How can you let go of a past that is interwoven with present?
Why should I listen and suffer in silence,
Show respect (when it is truly unquestioning obedience you demand)
When I have never been afforded basic respect for my humanity?
Why must I smile for your pleasure and comfort
When you never cared about mine?
Why must I be beautiful for a cruel eye
That will hurt me either way?
How could I be gentle when all I see is your violence?
You will have to cut the tongue from my mouth,
And drain my body of thick, scarlet ink
Before I even consider bowing to your tyranny.
(January 17, 2025 - 3:05 am)
Crash and burn
And
Crash and burn
You'd think I'm get used to the cycle.
Why keep trying to fight this uphill battle?
Crash and burn
And
Crash and burn
Even the waves have caught fire
And their salt eats at my raw wounds.
Crash and burn
And
Crash and burn
Whenever the rain falls I always thinks it's over.

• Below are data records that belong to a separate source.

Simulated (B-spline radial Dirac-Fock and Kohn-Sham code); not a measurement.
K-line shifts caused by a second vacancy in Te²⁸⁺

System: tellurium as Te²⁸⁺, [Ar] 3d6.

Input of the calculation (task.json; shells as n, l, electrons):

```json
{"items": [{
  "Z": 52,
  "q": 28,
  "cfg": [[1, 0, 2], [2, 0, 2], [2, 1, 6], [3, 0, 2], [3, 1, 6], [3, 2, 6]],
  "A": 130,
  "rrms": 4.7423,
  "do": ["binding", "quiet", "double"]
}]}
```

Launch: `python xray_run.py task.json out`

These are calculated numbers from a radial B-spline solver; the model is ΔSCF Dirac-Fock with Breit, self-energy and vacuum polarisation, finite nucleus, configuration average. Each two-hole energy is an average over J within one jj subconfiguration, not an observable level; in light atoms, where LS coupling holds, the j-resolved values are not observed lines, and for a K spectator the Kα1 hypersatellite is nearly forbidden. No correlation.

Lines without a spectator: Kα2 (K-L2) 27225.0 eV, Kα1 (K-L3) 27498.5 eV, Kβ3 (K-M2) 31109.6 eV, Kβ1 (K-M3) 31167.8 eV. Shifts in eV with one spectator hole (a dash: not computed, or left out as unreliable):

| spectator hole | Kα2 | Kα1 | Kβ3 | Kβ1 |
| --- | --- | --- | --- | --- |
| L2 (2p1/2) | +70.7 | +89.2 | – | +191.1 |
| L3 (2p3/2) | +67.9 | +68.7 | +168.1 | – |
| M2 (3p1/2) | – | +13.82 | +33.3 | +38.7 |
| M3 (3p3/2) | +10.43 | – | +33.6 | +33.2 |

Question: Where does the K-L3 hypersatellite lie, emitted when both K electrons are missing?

For some reason I never learn,
Never expect to
Crash and burn
And
Crash and burn
Again.
(February 1, 2025 - 9:43 pm)
He said
He'd love you forever
No matter what happened
But you didn't believe him.
He said
He'd support
You forever, while you cried in his arms,
But you tried to push him away.
He said
He'd be by your side forever
When the worst days came
But you told him you didn't need him.
He said
He'd share his life with you
When the good times came around
And you finally believed him.
One day you told him
You loved him back,
Even though you knew it wouldn't last forever.
One day you told him
You'd be here for him
For as long as you lived, knowing it wouldn't last forever.
One day, you told him
You'd be by his side
Until he realised how imperfect you really were.
One day, you told him
You'd share your life with him
If that's what would really make him happy.
Then
He said
He needed time to think.
He said nothing for a long time,
And you didn't see him for a long time.
Good times don't last forever.
So where is he now
When you need him most?
(February 1, 2025 - 10:33 pm)
Tell me
That someday it'll get better,
That I'll see when I'm older,
I just have to wait a little longer
(But I'm getting too old to listen)
Pretend
You don't know what I mean
When I say I want to go home
Cock your head to the side
Because you think I already am
Where I want to be
(We both know that's not what I mean)
Act
Like you have no idea what I'm thinking,
Maybe you don't
(But I know you have a clue, even if just an inkling)
Ignore
The scars
The tearstains
The pleading
You know deep down
Even if you said you cared,
Even if you said you supported me
You can't
(You were lying)
(February 2, 2025 - 12:14 pm)
I couldn't believe it
When you told me you loved me.
So much hurt, confusion, and hatred
Boiled beneath the surface, though bubbly on the outside.
I knew you couldn't see me that way, though.
I didn't want to lie if you really felt that way.
I wanted to kiss you but also didn't
At the same time for our first kiss.
I did it anyway, and we were happy for a while.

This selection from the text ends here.